Gambians celebrate the victory of opposition candidate Adama Barrow by tearing down a poster of longtime President Yahya Jammeh in the streets of Serrekunda, Gambia, Dec. 2, 2016. (AP Photo/Jerome Delay) (Jerome Delay/AP)

One of Africa’s longest-ruling leaders, Gambia’s mercurial and iron-fisted President Yahya Jammeh, was voted out in a stunning election loss more than 20 years after seizing power in a military coup, ballot results showed Friday.

The outcome — and indications that Jammeh would accept the voters’ will — stood in sharp contrast to the numerous African nations where strongman rulers have recently imposed changes that effectively guarantee their hold on power, sidelining the opposition.
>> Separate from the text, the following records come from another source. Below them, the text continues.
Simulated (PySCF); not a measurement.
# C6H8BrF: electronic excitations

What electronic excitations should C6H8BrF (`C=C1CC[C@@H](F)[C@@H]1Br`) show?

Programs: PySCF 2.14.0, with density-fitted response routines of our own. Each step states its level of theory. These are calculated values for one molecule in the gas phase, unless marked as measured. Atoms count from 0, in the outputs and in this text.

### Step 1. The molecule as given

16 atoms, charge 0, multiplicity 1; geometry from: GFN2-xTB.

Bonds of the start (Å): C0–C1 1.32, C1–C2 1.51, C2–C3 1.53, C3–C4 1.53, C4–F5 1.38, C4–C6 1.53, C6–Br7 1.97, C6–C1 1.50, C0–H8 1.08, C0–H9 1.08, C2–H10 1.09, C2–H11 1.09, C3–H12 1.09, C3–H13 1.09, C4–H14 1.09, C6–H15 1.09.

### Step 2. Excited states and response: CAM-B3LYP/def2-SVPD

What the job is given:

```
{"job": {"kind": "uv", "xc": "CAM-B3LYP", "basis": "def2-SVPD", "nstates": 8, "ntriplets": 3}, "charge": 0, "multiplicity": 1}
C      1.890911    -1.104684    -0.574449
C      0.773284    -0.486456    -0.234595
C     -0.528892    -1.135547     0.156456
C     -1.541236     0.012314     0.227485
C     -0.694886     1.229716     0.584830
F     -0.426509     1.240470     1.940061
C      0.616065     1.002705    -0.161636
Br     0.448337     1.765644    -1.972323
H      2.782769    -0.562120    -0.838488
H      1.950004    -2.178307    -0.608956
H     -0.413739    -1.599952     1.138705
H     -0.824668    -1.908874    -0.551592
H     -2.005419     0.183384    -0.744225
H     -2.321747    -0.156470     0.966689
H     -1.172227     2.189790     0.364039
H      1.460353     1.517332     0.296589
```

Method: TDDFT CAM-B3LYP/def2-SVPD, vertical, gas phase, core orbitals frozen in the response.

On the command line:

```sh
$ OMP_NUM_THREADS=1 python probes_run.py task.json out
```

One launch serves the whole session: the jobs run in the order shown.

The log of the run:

Jammeh was defeated by Adama Barrow, an estate agent and former security guard with little political experience. Few imagined that he would topple Jammeh, who has controlled the tiny West African country of 2 million since 1994 and who once vowed to rule for “1 billion years, if God wills.” Despite its small size, more people have fled to Europe from Gambia than from almost any other country in Africa, leaving behind poverty and a repressive political climate.

Until the last minute, when Gambia’s election commission announced the results, many Gambians assumed Jammeh would find a way to declare himself the victor.

Internet and phone lines were cut in parts of the country, adding to speculation that Jammeh’s regime was laying the groundwork to stay in power. Jammeh had jailed his political opposition for years, and it seemed likely that he would take measures to maintain his grip.

Supporters of President-elect Adama Barrow celebrate his election victory in Banjul, Gambia, Dec. 2, 2016. REUTERS/Thierry Gouegnon TPX IMAGES OF THE DAY (Thierry Gouegnon/Reuters)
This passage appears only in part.